The Father’s Gift to the Son

The motif of the gift of the elect to the Son is expressed by Jesus on various occasions, particularly in the gospel of John:

This is the will of him who sent me, that I should lose nothing of all that he has given me, but raise it up on the last day. For this is the will of my Father, that everyone who looks on the Son and believes in him should have everlasting life, and I will raise him up at the last day. (John 6:39-40)

In this passage Jesus makes it clear that He is concerned about every believer being raised up at the last day. This qualifies His statements about what the Father has given Him that would never be lost. It is believers who are given to Christ by the Father, and these believers will never be lost. This affirmation builds upon what Jesus declared only moments earlier:

But I said to you that you have seen me and yet do not believe. All that the Father gives me will come to me, and whoever comes to me I will never cast out. For I have come down from heaven, not to do my own will but the will of him who sent me. (John 6:36-38)

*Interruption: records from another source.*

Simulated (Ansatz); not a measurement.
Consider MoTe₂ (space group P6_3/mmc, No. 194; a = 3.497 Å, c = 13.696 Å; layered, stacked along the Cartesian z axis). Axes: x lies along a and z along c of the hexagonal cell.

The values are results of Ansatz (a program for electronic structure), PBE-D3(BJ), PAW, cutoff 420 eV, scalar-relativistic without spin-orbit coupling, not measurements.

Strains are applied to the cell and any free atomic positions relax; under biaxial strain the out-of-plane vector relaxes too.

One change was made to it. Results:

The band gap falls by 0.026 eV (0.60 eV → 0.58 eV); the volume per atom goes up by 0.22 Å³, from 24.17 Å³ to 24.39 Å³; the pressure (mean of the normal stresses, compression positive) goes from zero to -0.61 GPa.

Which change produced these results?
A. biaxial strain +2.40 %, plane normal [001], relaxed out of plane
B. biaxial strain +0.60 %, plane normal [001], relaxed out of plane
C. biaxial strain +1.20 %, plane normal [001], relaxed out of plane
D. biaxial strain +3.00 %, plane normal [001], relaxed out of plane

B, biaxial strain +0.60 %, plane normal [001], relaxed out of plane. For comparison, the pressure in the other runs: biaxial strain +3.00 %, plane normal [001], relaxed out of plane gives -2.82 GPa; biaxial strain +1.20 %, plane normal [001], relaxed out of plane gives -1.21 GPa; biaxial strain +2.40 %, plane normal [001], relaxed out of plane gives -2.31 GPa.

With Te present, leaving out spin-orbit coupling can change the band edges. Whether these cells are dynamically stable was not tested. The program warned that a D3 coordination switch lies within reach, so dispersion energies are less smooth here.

Jesus is emphatic in His assertion that all whom the Father gives to Him will in fact come to Him. The order here is crucial. Jesus does not say that all who come to Him will then be given to Him by the Father. We do not determine by our response who will be the Father’s gift to the Son. Rather our response is determined by the prior election of God for us to come to the Son as gifts to Him.

The concept of believers being the gifts of the Father to the Son forms a central element of Jesus’ high-priestly prayer in John 17. Jesus makes repeated references to this “giving”:

“Father, the hour has come; glorify your Son, that the Son may glorify you, since you have given him authority over all flesh, to give eternal life to all whom you have given him. (John 17:1-2)

Christ speaks of the authority He has received from the Father to grant eternal life to certain people. Those certain people are the ones the Father has given to Him.

“I have manifested your name to the people whom you gave me out of the world. Yours they were, and you gave them to me, and they have kept your word. Now they know that everything that you have given me is from you. For I have given them the words that you gave me, and they have received them and have come to know in truth that I came from you; and they have believed that you sent me. I am praying for them. I am not praying for the world but for those whom you have given me, for they are yours. All mine are yours, and yours are mine, and I am glorified in them. And I am no longer in the world, but they are in the world, and I am coming to you. Holy Father, keep them in your name, which you have given me, that they may be one, even as we are one. While I was with them, I kept them in your name, which you have given me. I have guarded them, and not one of them has been lost except the son of destruction, that the Scripture might be fulfilled.” (John 17:6-12)

In this prayer it is clear that believers are the Father’s gift to the Son, a gift that is not to be lost or destroyed. Jesus prays that these gifts may be kept and not discarded. He thanks the Father that all have been kept except the son of perdition, who is elsewhere described as having been a devil from the beginning. The son of perdition refers here to Judas.

The concept of our adoption in Christ as the Father’s gift to the Son is also declared by the author of Hebrews:

For it was fitting that he, for whom and by whom all things exist, in bringing many sons to glory, should make the founder of their salvation perfect through suffering. For he who sanctifies and those who are sanctified all have one source. That is why he is not ashamed to call them brothers, saying,

“I will tell of your name to my brothers; in the midst of the congregation I will sing your praise.”

And again,

“I will put my trust in him.”

And again,

“Behold, I and the children God has given me.” (Heb. 2:10-13)

This text confirms that the elect are given to Christ as His adopted brothers and the Father’s adopted children. This is the astonishing love that would provoke John to utter later, “See what kind of love the Father has given to us” (1 John 3:1).